2008-07-31 03:24:24

by Lai Jiangshan

[permalink] [raw]
Subject: [PATCH] cpuset: make ntasks to be a monotonic increasing value


ntasks is not a monotonic increasing value,
So maybe fudge+1 processes are created when kmalloc and killed
when kfree in every loop. And the loop will not end or
repetition a long time.

This patch prevent this kind of attack.

Signed-off-by: Lai Jiangshan <[email protected]>
---
diff --git a/kernel/cpuset.c b/kernel/cpuset.c
index d5ab79c..65eaa2b 100644
--- a/kernel/cpuset.c
+++ b/kernel/cpuset.c
@@ -949,16 +949,20 @@ static int update_tasks_nodemask(struct cpuset *cs, const nodemask_t *oldmem)
* few more lines of code, we can retry until we get a big
* enough mmarray[] w/o using GFP_ATOMIC.
*/
+ ntasks = cgroup_task_count(cs->css.cgroup); /* guess */
while (1) {
- ntasks = cgroup_task_count(cs->css.cgroup); /* guess */
+ int ntasks_now;
ntasks += fudge;
mmarray = kmalloc(ntasks * sizeof(*mmarray), GFP_KERNEL);
if (!mmarray)
goto done;
read_lock(&tasklist_lock); /* block fork */
- if (cgroup_task_count(cs->css.cgroup) <= ntasks)
+ ntasks_now = cgroup_task_count(cs->css.cgroup);
+ if (ntasks_now <= ntasks)
break; /* got enough */
read_unlock(&tasklist_lock); /* try again */
+ ntasks = ntasks_now;
+ fudge += fudge >> 3;
kfree(mmarray);
}



2008-07-31 07:12:13

by Li Zefan

[permalink] [raw]
Subject: Re: [PATCH] cpuset: make ntasks to be a monotonic increasing value

Lai Jiangshan wrote:
> ntasks is not a monotonic increasing value,
> So maybe fudge+1 processes are created when kmalloc and killed
> when kfree in every loop. And the loop will not end or
> repetition a long time.
>
> This patch prevent this kind of attack.
>

Could you demonstrate how to manage to do this so-called attack in
real-life?

2008-07-31 07:47:53

by Lai Jiangshan

[permalink] [raw]
Subject: Re: [PATCH] cpuset: make ntasks to be a monotonic increasing value


Er, I can't. But this attack is existence theoretically indeed.
And IMO a monotonic increasing value is very helpful for this loop.


Li Zefan wrote:
> Lai Jiangshan wrote:
>> ntasks is not a monotonic increasing value,
>> So maybe fudge+1 processes are created when kmalloc and killed
>> when kfree in every loop. And the loop will not end or
>> repetition a long time.
>>
>> This patch prevent this kind of attack.
>>
>
> Could you demonstrate how to manage to do this so-called attack in
> real-life?
>
>
>
>

2008-07-31 12:24:17

by Paul Jackson

[permalink] [raw]
Subject: Re: [PATCH] cpuset: make ntasks to be a monotonic increasing value

I agree that in theory, this kernel/cpuset.c update_tasks_nodemask()
loop could loop forever, and that by forcing ntasks to keep increasing
monotonically, this guarantees that it cannot loop forever.

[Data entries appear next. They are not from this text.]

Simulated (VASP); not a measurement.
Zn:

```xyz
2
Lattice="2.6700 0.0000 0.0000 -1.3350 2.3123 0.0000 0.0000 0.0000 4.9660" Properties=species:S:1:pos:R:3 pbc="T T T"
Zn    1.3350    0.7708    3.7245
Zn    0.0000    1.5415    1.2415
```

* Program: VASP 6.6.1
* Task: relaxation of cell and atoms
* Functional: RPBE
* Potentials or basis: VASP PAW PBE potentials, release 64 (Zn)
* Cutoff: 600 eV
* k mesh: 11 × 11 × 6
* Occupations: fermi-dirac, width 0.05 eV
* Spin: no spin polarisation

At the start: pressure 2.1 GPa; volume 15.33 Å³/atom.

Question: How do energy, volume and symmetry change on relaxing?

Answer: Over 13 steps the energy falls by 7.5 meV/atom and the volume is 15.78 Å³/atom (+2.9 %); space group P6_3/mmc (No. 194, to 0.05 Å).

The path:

I also agree that no known exploit of this exists, and doubt that
any could be created.

I did find the added code logic to be a tad more difficult to read
than I'd like. How about the following patch, instead:

---
kernel/cpuset.c | 3 +++
1 file changed, 3 insertions(+)

--- 2.6.25-mm1.orig/kernel/cpuset.c 2008-07-31 07:05:23.000000000 -0500
+++ 2.6.25-mm1/kernel/cpuset.c 2008-07-31 07:13:48.000000000 -0500
@@ -880,6 +880,7 @@ static int update_nodemask(struct cpuset
struct task_struct *p;
struct mm_struct **mmarray;
int i, n, ntasks;
+ int prev_ntasks = 0;
int migrate;
int fudge;
int retval;
@@ -939,7 +940,9 @@ static int update_nodemask(struct cpuset
*/
while (1) {
ntasks = cgroup_task_count(cs->css.cgroup); /* guess */
+ ntasks = max(ntasks, prev_ntasks); /* keep increasing */
ntasks += fudge;
+ prev_ntasks = ntasks;
mmarray = kmalloc(ntasks * sizeof(*mmarray), GFP_KERNEL);
if (!mmarray)
goto done;


--
I won't rest till it's the best ...
Programmer, Linux Scalability
Paul Jackson <[email protected]> 1.940.382.4214

2008-07-31 13:13:15

by Lai Jiangshan

[permalink] [raw]
Subject: Re: [PATCH] cpuset: make ntasks to be a monotonic increasing value


cgroup_task_count() was called twice in every loop. IMO, it's not need.
task number maybe have been increased after kfree. But kfree is generally
quicker than kmalloc. So considering the increasing task number when kfree
is not so useful.

My patch has removed one cgroup_task_count() in every loop.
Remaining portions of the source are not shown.